Architecture

How I Built CommerceX: A Scalable MERN Stack Architecture

February 10, 2026
8 min read
Written by Jenil Rupapara

Introduction

Building a scalable e-commerce platform requires careful consideration of architecture, database design, and state management. In this article, I'll walk you through how I built CommerceX, utilizing a microservices approach within a MERN stack environment.

The Problem with Monoliths

When I first started CommerceX, I considered a monolithic architecture. However, as the feature set grew—adding inventory management, order processing, and real-time notifications—it became clear that a decoupled system was necessary.

Key Challenges

  1. Scalability: Scaling the entire app just to handle high traffic on the product page.
  2. Maintainability: A single codebase becoming too complex.
  3. Deployment: Risk of bringing down the whole system for a minor update.
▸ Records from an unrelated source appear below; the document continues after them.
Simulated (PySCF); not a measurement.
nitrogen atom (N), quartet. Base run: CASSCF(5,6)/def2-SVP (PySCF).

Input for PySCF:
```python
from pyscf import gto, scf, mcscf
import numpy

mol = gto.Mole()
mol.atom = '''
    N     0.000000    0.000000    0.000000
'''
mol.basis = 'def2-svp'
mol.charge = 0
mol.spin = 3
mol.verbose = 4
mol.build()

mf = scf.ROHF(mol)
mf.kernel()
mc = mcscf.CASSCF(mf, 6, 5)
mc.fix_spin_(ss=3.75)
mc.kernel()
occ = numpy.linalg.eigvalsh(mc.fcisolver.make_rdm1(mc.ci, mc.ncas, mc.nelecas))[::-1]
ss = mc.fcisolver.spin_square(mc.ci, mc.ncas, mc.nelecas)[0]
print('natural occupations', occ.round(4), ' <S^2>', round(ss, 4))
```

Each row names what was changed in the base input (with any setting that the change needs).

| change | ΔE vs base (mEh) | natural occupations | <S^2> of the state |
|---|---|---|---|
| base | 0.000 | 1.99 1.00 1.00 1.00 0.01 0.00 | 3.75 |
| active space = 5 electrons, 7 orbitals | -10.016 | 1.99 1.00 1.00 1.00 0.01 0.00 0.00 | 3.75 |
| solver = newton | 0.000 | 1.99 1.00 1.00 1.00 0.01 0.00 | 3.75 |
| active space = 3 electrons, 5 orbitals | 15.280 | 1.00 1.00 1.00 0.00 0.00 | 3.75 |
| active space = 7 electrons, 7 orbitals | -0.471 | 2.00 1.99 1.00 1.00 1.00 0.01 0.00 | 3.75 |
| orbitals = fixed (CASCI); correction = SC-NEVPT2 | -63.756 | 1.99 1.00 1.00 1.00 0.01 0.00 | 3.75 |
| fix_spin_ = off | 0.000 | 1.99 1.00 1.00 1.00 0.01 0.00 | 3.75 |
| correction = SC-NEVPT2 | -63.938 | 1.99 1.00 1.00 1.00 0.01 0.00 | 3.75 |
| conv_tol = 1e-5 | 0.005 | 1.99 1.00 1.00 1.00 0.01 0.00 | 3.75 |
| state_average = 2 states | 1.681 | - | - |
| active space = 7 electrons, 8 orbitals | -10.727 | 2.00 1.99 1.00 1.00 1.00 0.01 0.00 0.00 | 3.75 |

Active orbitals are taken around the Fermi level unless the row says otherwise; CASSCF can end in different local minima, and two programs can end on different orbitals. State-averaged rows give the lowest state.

The Solution: Microservices

I decided to split the application into distinct services:

  • Auth Service: Handles JWT authentication and user management.
  • Product Service: Manages catalog, inventory, and search (cached with Redis).
  • Order Service: Processes transactions and order states.
  • Notification Service: Listens for events (using RabbitMQ) to send emails/SMS.

Implementation Details

Here is a look at how I structured the API Gateway to route requests to these services:

// API Gateway Entry Point
const express = require('express');
const proxy = require('express-http-proxy');
const app = express();
 
app.use('/auth', proxy('http://localhost:8001'));
app.use('/products', proxy('http://localhost:8002'));
app.use('/orders', proxy('http://localhost:8003'));
 
app.listen(8000, () => {
    console.log('Gateway running on Port 8000');
});

Performance Optimization

To ensure the platform could handle high concurrency, I implemented several optimizations:

1. Caching with Redis

Product details are cached to reduce database hits.

2. Database Indexing

MongoDB indexes were crucial for query performance.

Pro Tip: Always analyze your query patterns before creating indexes. Over-indexing can slow down write operations.

Conclusion

Migrating to a microservices architecture introduced complexity but significantly improved scalability and fault tolerance. CommerceX is now capable of handling thousands of concurrent users with ease.